A RAM analysis for Consecutive-K-out-of-N data communication system

Introduction

This article presents the development of a reliability digital twin designed for a data communication system. AeROS utilizes this digital twin to implement Consecutive K-out-of-N logic for conducting RAM (Reliability, Availability, and Maintainability) analysis.

For a Consecutive K-out-of-N system to function properly, it is essential that at least K items within any consecutive group of N items are operational. For instance, consider a Consecutive 1-out-of-2 (K=1, N=2) system, where a long chain of items is connected in series from a reliability standpoint. As long as at least 1 unit is operational within any 2 consecutive items, the system is considered to be functioning.

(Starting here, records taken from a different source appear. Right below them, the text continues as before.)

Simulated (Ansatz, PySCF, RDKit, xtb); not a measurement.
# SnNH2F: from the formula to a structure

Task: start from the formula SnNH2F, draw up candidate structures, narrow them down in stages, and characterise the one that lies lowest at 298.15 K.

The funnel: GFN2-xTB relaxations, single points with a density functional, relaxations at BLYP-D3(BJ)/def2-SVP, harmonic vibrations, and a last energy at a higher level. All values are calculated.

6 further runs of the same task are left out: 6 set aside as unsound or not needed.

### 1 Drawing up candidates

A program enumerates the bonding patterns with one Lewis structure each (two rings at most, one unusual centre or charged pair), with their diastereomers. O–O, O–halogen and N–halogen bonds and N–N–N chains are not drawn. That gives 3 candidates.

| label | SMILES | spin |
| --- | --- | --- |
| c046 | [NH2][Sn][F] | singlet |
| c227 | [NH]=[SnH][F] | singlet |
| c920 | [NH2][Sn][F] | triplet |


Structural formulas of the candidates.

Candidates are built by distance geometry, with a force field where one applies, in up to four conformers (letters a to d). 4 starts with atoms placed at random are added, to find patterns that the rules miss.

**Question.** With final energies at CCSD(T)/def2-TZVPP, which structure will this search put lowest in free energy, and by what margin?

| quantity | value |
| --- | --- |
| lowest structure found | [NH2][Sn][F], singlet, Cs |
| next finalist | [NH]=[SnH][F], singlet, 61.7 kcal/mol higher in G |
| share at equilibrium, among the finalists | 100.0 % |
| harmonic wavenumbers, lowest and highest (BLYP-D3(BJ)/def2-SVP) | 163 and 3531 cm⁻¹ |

In practical scenarios, when an item fails, it can significantly impact the system's efficiency even if the system remains available. This article emphasizes the misleading nature of relying on Availability as a reliability metric in RAM analysis. Instead, the article strongly advocates for adopting Efficiency, as defined in AeROS software, as a more suitable and accurate approach to evaluate a system's reliability performance concerning the quality of service it provides. By considering Efficiency over Availability, a more comprehensive understanding of the system's reliability and its impact on overall performance can be achieved.

The Scenario

In a remote stretch of jungle, there exists a data communication system serving two cities. This system consists of six relay stations strategically positioned to enable signal transmission from one station to the subsequent two stations in the line.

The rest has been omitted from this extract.